I don't see any problem with that one. A supernova that destroys Romulus is obviously a threat to the entire galaxy, even if it destroys nothing else. After all, Romulans are likely to be royally pissed off by that one, and you don't want to piss off the Romulans.
Spock spat a tiny little droplet into the already exploded star with the result of creating a black hole. That probably wasn't what he had planned to do originally, because he had much more red matter with him. We don't know what would have happened if Spock had dropped the whole load into a supernova that had not yet exploded. We don't know that it would have consumed the star; for all we know, it wouldn't even have created a black hole in those circumstances. And even if it did, having a star with a black hole at its core might not be such a bad thing after all.
Just think it through. If the star explodes, there will be death in a matter of minutes. If the star is consumed by a black hole, this is likely to take thousands of years, if not millions. And the star will certainly keep on shining till the bitter end; if one shut down all fusion in our Sun today, the light would only go out a million years from now, because that's how long it spends on its journey from the fusing core to the surface of the Sun.
The science is actually on our side on this one... Whatever properties this fictional red matter has, if seeding of black holes is one of them, then it really is likely to be a good supernova pacifier. Supernovas already have what amounts to a big attractor at their core: they collapse inward before they explode outward. But the outward explosion is essentially a back-bounce from that part of the material that won't fit inside the collapsing core. One may well prevent that back-bounce by eating the material faster, in a controlled manner.
As for the matter of evacuation, it's obvious the Romulans wouldn't evacuate until they really had to, until they had absolute proof. An approaching explosion wouldn't suffice. But an explosion that was turned into a slow and controlled collapse would; the Romulans would have a few centuries or at least a few years to evacuate, now that they really understood they absolutely had to.

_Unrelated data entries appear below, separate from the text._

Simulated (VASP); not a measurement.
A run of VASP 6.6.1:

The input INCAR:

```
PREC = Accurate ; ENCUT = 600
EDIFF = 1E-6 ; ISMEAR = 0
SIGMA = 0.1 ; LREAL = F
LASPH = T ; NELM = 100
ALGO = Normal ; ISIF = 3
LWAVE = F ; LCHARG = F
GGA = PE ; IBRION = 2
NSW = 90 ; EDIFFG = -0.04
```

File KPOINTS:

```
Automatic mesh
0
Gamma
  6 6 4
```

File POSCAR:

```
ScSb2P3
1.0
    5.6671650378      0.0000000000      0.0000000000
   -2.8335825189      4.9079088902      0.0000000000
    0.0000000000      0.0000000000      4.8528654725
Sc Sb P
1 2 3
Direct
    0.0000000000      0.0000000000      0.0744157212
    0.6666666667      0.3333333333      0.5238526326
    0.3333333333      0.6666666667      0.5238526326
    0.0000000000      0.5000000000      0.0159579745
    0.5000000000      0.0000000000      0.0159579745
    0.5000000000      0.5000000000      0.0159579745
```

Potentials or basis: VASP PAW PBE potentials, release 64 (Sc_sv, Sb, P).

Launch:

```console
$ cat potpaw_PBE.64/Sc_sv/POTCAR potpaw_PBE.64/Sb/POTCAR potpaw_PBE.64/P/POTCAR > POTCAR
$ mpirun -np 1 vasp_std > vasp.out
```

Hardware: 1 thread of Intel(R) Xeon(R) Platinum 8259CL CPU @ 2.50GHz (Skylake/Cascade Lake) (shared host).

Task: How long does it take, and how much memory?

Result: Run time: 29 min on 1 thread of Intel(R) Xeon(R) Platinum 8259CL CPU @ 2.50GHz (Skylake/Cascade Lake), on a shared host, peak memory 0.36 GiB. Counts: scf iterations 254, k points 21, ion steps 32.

As for Remus being missing, I actually hail that development. Data's PowerPoint demonstration in ST:NEM shows that the planets don't orbit each other: they are depicted as being on separate orbits that brush against each other, supposedly at regular intervals. It's probably a similar deal to that of Vulcan: Vulcan has no moon, but every now and then a neighboring planet and its moons come really close...
The supernova simply caught Romulus when Remus wasn't in the neighborhood. Nor was there a companion planet visible in "Unification". In turn, Shinzon in NEM obviously timed his slave rebellion so that the two planets would be in alignment.